Here is an example report we can generate using our calculated metrics from our A/B test framework.

---

### 📊 Experiment Results Summary

Our A/B test aimed to evaluate whether the new product recommendations feature (enabled in the **target** group) led to improved conversion and revenue performance compared to the control group during Q2 2026.

---

#### ✅ Statistical Significance

- **Z-score**: `32.98`  
- **Result**: **Significant** at the 95% confidence level (one-tailed test)

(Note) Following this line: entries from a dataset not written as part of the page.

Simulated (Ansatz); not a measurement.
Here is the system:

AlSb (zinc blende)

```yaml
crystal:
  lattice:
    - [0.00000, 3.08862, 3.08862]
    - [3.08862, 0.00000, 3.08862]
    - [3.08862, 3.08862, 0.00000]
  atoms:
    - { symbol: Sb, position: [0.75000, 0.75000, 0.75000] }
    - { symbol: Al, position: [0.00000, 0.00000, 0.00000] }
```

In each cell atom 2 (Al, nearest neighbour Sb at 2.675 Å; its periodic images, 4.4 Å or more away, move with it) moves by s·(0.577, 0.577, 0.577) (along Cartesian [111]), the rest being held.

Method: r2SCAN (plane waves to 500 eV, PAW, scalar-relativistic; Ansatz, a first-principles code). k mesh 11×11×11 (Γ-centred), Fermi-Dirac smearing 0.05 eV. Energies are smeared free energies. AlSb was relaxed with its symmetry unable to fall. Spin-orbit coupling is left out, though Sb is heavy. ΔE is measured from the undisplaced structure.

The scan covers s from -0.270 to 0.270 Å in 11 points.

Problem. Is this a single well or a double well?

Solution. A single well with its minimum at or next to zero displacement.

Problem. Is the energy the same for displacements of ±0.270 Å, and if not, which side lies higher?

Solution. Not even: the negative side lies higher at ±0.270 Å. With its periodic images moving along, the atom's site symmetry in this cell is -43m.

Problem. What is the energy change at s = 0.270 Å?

This indicates **extremely strong evidence** that the target group outperformed the control group in conversion rate.

---

#### 🎯 Conversion Performance

| Metric                     | Control Group  | Target Group     |
|----------------------------|----------------|------------------|
| Number of Visits           | 25,425         | 25,424           |
| Number of Conversions      | 1,780          | 4,140            |
| Conversion Rate            | 7.00%          | 16.28%           |
| 95% CI (Conversion Rate)   | [6.69%, 7.31%] | [15.83%, 16.74%] |

- **Absolute uplift in conversion rate**: **+9.28%**  
- **95% Confidence Interval for uplift**: [8.73%, 9.83%]

---

#### 💰 Revenue Impact

- **Estimated incremental conversions**: `~2,360` additional sales  
- **Incremental sales amount**: **$5,945,660**

This represents the **extra revenue** driven by the feature rollout in the target group — compared to what would have occurred had they performed like the control group.

---

#### 📌 Conclusion

The experiment showed a **statistically significant and substantial uplift** in both conversion rate and revenue. These results suggest that enabling the new feature during this peak period had a **highly positive business impact**, and may warrant broader rollout.